Irving Penn: Small Trades by Virginia A. Heckert and Anne LacosteGetty Publications, 2009

When I quoted a passage from Proust about the “litanies of the small trades”, Carol mentioned this book of Irving Penn’s photographs of workers in Paris (and also New York and London) from 1950 and 1951. I’d mostly known about Penn’s fashion work or portraits of celebrities and society people (I’m thinking of pictures like this), but clearly he has a broad body of work: fashion photography and portraits, yes, but also pictures like this excellent one of an “on vacation” sign in the window of what I’m guessing is a tailor shop, or this one from the “Underfoot” series.
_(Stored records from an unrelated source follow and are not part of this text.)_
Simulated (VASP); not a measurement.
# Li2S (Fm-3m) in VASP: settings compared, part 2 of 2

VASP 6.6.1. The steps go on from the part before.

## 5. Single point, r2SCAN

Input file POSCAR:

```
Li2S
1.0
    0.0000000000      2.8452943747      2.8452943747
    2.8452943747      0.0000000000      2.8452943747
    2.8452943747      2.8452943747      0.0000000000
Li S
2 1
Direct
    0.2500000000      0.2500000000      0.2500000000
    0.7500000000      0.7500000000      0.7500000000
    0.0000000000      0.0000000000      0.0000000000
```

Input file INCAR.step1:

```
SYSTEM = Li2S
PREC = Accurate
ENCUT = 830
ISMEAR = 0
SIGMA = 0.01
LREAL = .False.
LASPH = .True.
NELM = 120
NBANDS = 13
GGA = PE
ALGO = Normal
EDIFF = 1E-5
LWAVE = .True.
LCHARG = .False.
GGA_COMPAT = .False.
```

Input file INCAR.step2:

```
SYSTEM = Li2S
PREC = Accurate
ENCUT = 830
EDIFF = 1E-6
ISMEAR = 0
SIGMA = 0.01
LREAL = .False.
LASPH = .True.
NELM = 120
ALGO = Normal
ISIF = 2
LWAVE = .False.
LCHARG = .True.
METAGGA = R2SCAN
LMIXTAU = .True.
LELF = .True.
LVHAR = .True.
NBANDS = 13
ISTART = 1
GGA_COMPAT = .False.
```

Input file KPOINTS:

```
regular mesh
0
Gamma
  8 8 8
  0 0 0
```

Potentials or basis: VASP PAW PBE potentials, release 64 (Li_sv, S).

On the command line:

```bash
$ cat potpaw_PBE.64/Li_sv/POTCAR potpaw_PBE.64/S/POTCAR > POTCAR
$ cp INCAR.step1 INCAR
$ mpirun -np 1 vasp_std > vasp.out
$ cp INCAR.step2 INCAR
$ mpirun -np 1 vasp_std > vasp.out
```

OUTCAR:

In the introduction to this book, Virginia A. Heckert and Anne Lacoste write about the background of these pictures, noting that the project was one that Penn had “long envisioned based on his admiration of Eugène Atget’s photographs of workers and the larger, centuries-old tradition of representing the petits-métiers, or “small trades”” (p 10). Penn had two helpers who worked to find potential subjects and bring them to Penn’s studio, dressed in their work clothes and carrying the tools of their trade. I love this description of it: “Enticed by a token payment, sellers of cheese, cucumbers, newspapers, and balloons climbed the six flights of stairs to the rented studio, as did repairers of ceramics, knives, chair cane, shoes, and windows; mailmen, firemen, and coalmen; butchers, bread makers, and pastry chefs” (ibid.).

The 210 photographs reproduced in this book are a mixture of gelatin silver prints and platinum/palladium prints: as the introduction explains, Penn mastered the platinum/palladium process later in his career, and returned to the negatives from this series, sometimes reprinting the same images he’d already made gelatin silver prints of, and sometimes choosing new images entirely. Both are pleasing, but I think I like the gelatin silver ones more: the platinum/palladium prints are often darker, more atmospheric, but I felt like I could see more in the gelatin silver ones. Speaking of seeing: you can see some of the images online at the Getty Museum’s site (here, but seeing them on the screen isn’t as nice as seeing them on paper, and I’m sure seeing them in a book isn’t as good as seeing them in person.

But even in a book, there is lots to like here. I love the detail and specificity of these images, how they capture a vanished world, how tangible it all is, how seeing these workers makes you imagine the cities in which they worked, the Paris where a glazier carries a wooden frame on his back or the New York where a stevedore carries a great big branch bearing more than fifty bananas. The way the subjects are photographed, standing against a simple paper backdrop, means your eye is drawn to the details of the person or his or her clothes or tools: the quizzical expression of the knife grinder with a cigarette in his mouth, the flour-covered shoes of a pair of pastry chefs. Highlights for me: the grace of a white-haired “lady acrobat” standing there holding a trio of hoops; the street photographer with his camera and his cigar, and the humor of that picture—the mirroredness of it; the chestnut vendor with his sign announcing that chestnuts are “GOOD FOR THE BRAIN” (is that a book tucked under his arm?); the busboy at a Parisian restaurant, facing away from the camera, the V of his big white apron mirroring the V of his feet, the folds of a napkin tucked under his arm; a pair of smiling lorry washers, one holding his brush with the bristles up, the other holding his with the bristles down, both of them in thigh-high waders; a Parisian telegraph messenger—with his bicycle, of course. Sometimes it’s the juxtapositions that are wonderful: a woman news seller in London tilts her head and looks assuredly at the camera; at her waist is a rumpled and partly obscured sheet of paper announcing, in big black type, “FOOTBALL RESULTS” and “EVENING NEWS.” This woman has broad shoulders, a hat with a feather in it, and a wide stance; one hand clutches a newspaper and the other’s in her bag, and the overall effect is that she looks like someone used to moving through busy streets. Opposite is a nurse, a younger woman, standing very straight, ankles close, hands clasped, all narrow shoulders and narrow waist, lipstick and a starched collar: someone who looks like her working hours, at least, are much more decorous.